Hundreds of archaeological sites are under threat from a weeks-old, still raging wildfire in eastern Arizona.
Since it began in late May, the so-called Wallow Fire—the biggest in Arizona’s history—has burned at least 733 square miles (1,900 square kilometers), and has now crossed the state line into New Mexico (regional map), the Associated Press reported Tuesday.
Within that vast expanse are large swaths of Arizona’s Apache and Sitgreaves National Forests and New Mexico’s Gila National Forest, parts of which have already burned.
Both forests contain thousands of known prehistoric and historic archaeological sites, from Native American stone ruins to remnants of 19th-century mines and mills.
The majority of the threatened sites once belonged to the Mogollon culture, a Native American farming civilization that occupied the region between around the year zero and A.D. 1500, said Bob Schiowitz, the U.S. Forest Service archaeologist for the Gila National Forest.
Schiowitz estimates there could be up to a thousand known Mogollon sites that could be affected by the Wallow Fire.
However, “not all of those are incredibly significant,” he said, referring to the rubble piles that make up most of the sites.
Among the more exceptional sites are areas with standing architecture as well as rock shelters and cliff dwellings with “exceptional preservation,” he said. Ancient rock paintings are also at risk, he added. “If the fire’s hot enough, it can cause all that stuff to chip and flake off.”
When wildfires threaten, Schiowitz and colleagues “look at the records and try to figure out which ones have fire-sensitive elements or that are most important.”
Firefighters will then try to save the sites that are marked as high priority by archeologists. “You can’t go and look at all of the sites,” Schiowitz said. “There’s just no way to do that.”
Archaeologists expect many of the Mogollon sites to survive the Arizona fires.
“Most of these sites have been abandoned for at least 500 to 1,000 years, so over that time they’ve stabilized and have probably been burned over before,” Schiowitz said.
The majority of the artifacts—mostly fragments of ceramic bowls and jars and stone tools and weapons—are also relatively fire resistant.
Even so, the sites may now be more likely than ever to be harmed by fires, in part because for decades the Forest Service made a policy of stomping out blazes before they grow out of control. This can lead to a buildup of flammable plant material—adding fuel to future fires.
“There’s an unusually high buildup of fuels in some places, and that tends to make these fires a little more catastrophic than they might’ve been in [past centuries],” Schiowitz said.
For example, some Mogollon sites have experienced so few fires in recent decades that trees have begun to sprout from their ruins. When these trees catch fire, they can burn all the way down to their roots, baking the soil and any artifacts buried in it.
“Over the last 15 to 20 years, we’ve been doing a lot to reduce those fuels” around archaeological sites, Schiowitz said.

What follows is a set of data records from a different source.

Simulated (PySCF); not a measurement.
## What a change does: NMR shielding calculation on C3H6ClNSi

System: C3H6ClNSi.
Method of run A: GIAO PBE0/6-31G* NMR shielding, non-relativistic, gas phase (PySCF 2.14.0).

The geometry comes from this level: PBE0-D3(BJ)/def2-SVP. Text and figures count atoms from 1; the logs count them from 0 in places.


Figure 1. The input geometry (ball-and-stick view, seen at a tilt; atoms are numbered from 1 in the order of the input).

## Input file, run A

Sometimes reducing those fuels is just the problem, however, Schiowitz said.
For example, firefighters will intentionally set sections of forest aflame to deprive an approaching wildfire of kindling. These so-called backfires, or backburns, “can be just as damaging to cultural sites as a natural fire coming through,” he said.
Additionally, bulldozers are sometimes used to construct barriers to wildfires, called firebreaks, which can cause unintentional damage to sites.
To steer bulldozers clear of important sites, archaeologists often go into the field with firefighters. If time permits, scientists have even been known to help plan firebreaks and backfires so they do the least damage possible, Schiowitz explained.
In addition to prehistoric sites, the Wallow Fire could damage non-Native American historic sites from the 19th and 20th century, especially since many are wooden.
“These include ranches, cabins, old mines, and mills,” Schiowitz said. “They also have historical value, and some of them we’re actively trying to preserve.”
Retired archaeologist Fred Kraps noted that wildfires often expose previously unknown archaeological sites by burning off concealing surface material.
This can be a silver lining for archaeologists—but only if they discover the new sites before the public does, said Kraps, who is president of the Yavapai Chapter of the Arizona Archaeological Society.
“Looters and pot hunters can follow in on the fires,” he said. “That happens a lot.”